LONDON (Reuters) - Russia’s pledges of support for bailed-out Otkritie could help the troubled bank’s credit rating, S&P Global said on Thursday, though the situation will only be clear once the full details of the plan are made clear.
S&P rates Otkritie at the sub-investment grade B+ level and has had it on a downgrade warning since late last year on concern about a drain on deposits and takeovers of rival institutions.
This week’s bailout will see the Russian central bank take up to a 75 percent stake in what is the country’s biggest private lender and in the top eight overall in terms of assets.
“Compared to the issue of the bank facing a liquidity crisis and a large outflow of funds, the government saying it will support the bank and ensure payments are made, this is clearly something that is improving the situation,” said S&P Russian banks analyst Natalia Yalovskaya.
On whether it could be enough to stabilize or even lift the bank’s rating, she said some of the key details about the lender’s rescue are still to be clarified.
“We need to understand the strategy of the central bank towards the bank and its future,” Yalovskaya added. “Whether it will continue the same activity, whether it will change things, whether the shareholder structure should change, these are all important unknowns.”
For the time being there is also uncertainty about the terms of Otkritie’s rescue itself.
Authorities said on Tuesday when it was announced that there were no plans for the bank’s creditors to share the cost of the plan -- a ‘bail-in’ in market parlance -- and this spurred a huge rally in the bank’s shares and dollar bonds.
But its April 2019 bond tumbled all the way back to a record low on Wednesday and its shares OFCB.MM dropped to their lowest since the start of 2016 on Thursday, as fears lingered that holders of the lender’s subordinated debt would be asked to contribute to its rescue.
The move to prop up Otkritie could also have knock-on effects for other Russian banks.
“We think the state-owned banks will be beneficiaries of the flight to quality,” Yalovskaya said.

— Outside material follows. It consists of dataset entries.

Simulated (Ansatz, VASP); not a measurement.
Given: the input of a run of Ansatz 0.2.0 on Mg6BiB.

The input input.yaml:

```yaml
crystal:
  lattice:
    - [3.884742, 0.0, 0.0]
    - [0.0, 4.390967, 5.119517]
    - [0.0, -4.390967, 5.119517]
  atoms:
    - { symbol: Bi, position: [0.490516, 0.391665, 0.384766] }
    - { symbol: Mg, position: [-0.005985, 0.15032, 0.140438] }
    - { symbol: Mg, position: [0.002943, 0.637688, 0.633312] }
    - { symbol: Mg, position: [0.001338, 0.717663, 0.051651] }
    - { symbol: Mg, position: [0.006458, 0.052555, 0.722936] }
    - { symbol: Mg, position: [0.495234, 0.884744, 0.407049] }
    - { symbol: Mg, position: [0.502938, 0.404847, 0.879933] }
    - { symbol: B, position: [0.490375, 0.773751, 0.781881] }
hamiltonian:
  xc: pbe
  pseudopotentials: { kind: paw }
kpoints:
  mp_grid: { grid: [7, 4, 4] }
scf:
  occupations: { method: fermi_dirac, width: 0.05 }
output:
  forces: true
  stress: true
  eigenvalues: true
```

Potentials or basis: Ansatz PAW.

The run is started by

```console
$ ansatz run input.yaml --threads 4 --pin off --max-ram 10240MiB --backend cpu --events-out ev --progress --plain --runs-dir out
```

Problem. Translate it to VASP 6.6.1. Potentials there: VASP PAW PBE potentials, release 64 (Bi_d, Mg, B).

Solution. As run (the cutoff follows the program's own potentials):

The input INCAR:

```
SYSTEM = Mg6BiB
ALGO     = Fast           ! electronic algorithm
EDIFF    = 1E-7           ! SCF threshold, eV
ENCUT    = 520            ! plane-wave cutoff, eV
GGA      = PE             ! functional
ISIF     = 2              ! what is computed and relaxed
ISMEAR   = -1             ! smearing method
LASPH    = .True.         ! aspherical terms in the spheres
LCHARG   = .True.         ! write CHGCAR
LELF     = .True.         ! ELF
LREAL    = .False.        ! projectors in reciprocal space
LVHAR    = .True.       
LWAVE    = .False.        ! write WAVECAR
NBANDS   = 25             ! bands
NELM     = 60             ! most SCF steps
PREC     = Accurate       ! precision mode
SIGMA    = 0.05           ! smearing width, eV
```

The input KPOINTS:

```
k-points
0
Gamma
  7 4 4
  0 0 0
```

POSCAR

But “it would be unfortunate in our view if other (private) banks consider the case of Otkritie as the evidence of too big to fail theory, which may prompt them to assume the support of the government is there no matter how risky their behavior is.”
“That may not be the case, each case would be considered individually by the regulator,” she said.
Otkritie is not rated by rival rating agency Fitch but its sovereign analyst Erich Arispe said the move to rescue the bank “does not represent a risk for the sovereign’s balance sheet.”
“Russian policy makers have made progress towards improving macroeconomic stability, enhancing the economy’s capacity to adjust to shocks and adjusting fiscal accounts,” Arispe said.